The Becoming Radical: Proposed: NCTE Resolution Statement on Teacher Autonomy
NCTE Members,
Please support the proposed resolution below:
Voting: All NCTE members are invited to attend the Annual Business Meeting, scheduled this year for November 22, 2024, from 5:30–7:00 p.m. ET, and to take part in discussions and vote on resolutions about issues of concern to the profession! Membership must be verified before the start of the meeting.
Sense-of-the-House Motions: These statements reflect the opinion of the majority of members attending the Annual Business Meeting. They may be offered for discussion and action at the Annual Business Meeting. To be considered for deliberation, sense-of-the-house motions must be prepared in writing, must not exceed fifty words, and must be submitted to NCTECommittees@ncte.org, to the attention of the NCTE President or Parliamentarian, by noon ET on the day of the meeting. Such motions, if passed, are advisory to the Executive Committee or other appropriate Council bodies. They do not constitute official Council policy.
Christian Z. Goering
Katie Kelly
Hannah Schneewind
Jennifer Scoggin
Dorothy Suskind
Paul Thomas
Meghan Valerio
Since the 1980s, literacy teachers’ professionalism, knowledge, and abilities have been under scrutiny and attack, and then intensified since 2018 (Aukerman, 2022a, 2022b, 2022c; Kraft & Lyon, 2024; Thomas, 2022a, 2022b, 2024). To complicate matters, the literacy field continues to engage in tired Reading Wars (Newkirk, 2024; Tierney & Pearson, 2021). Debates over how children learn to read, combined with sensationalized media coverage on early reading proficiency and instruction, have eroded public trust of teacher expertise and resulted in an overwhelming push for a Science of Reading, a nebulous term whose definition is overly grounded in explicit and systematic phonics instruction (Aydarova, 2024).

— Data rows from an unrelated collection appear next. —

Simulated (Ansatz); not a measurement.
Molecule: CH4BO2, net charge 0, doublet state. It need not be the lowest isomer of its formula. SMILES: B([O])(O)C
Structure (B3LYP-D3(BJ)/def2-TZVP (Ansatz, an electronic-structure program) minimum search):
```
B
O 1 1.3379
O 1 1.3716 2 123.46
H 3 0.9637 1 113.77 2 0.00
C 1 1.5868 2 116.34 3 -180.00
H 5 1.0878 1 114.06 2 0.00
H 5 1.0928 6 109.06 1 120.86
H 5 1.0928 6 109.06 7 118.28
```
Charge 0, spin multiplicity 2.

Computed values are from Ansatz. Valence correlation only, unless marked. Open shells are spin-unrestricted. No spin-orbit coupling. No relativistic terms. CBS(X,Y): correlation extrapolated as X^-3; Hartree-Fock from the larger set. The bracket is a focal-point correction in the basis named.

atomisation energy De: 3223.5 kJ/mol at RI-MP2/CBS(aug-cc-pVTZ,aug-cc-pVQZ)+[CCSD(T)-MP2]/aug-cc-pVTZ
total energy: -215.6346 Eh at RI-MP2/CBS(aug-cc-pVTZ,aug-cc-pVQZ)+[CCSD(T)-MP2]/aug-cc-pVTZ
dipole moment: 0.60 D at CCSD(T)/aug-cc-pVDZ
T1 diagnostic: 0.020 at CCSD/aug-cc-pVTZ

As of September 2024, 40 states have passed restrictive literacy legislation grounded in the Science of Reading (Aydarova, 2024; Reinking, Hruby, & Risko, 2023; Schwartz, 2024). High profile and boxed commercial reading programs are now mandated nationwide, marketing a narrow definition of “science” aligning with structured literacy (Malchow, 2014). Teaching credentials are also in question, as many states require teachers to obtain structured literacy certifications. With over thirty years of flat reading scores with persistent race and social class data gaps (Aydarova, 2023, 2024; Reinking et al., 2023), the reading crisis narrative prevails, framing teachers as the cause agents, and consequently resulting in overt limitations placed atop teacher autonomy, including decision-making and instructional materials.
Historically, political reforms have heavily influenced how literacy is conceptualized, taught, and measured. Scientific-based instruction was mandated under No Child Left Behind’s Reading First. Shortly after the NCLB passing, the National Reading Panel Report emphasized a decontextualized approach to reading instruction. In efforts to control the outcome of students’ success, scripted programs were and continue to be created. Scripted programs provide teachers with step-by-step instructional language, materials, and assessments to use, negating teachers’ ability to individualize instruction and craft curriculum that is reflective of students’ cultural experiences. While some claim that scripted programs plan for engagement (Gunter & Reed, 1997; Shanahan, 2006), others report students’ withdrawal and disconnection from literacy lessons and experiences (Shelton, 2010). To contest this disengagement narrative, publishers emphasize teaching the program with fidelity, a script-flip that blames teachers for aspirational student achievement outcomes (Shelton, 2010).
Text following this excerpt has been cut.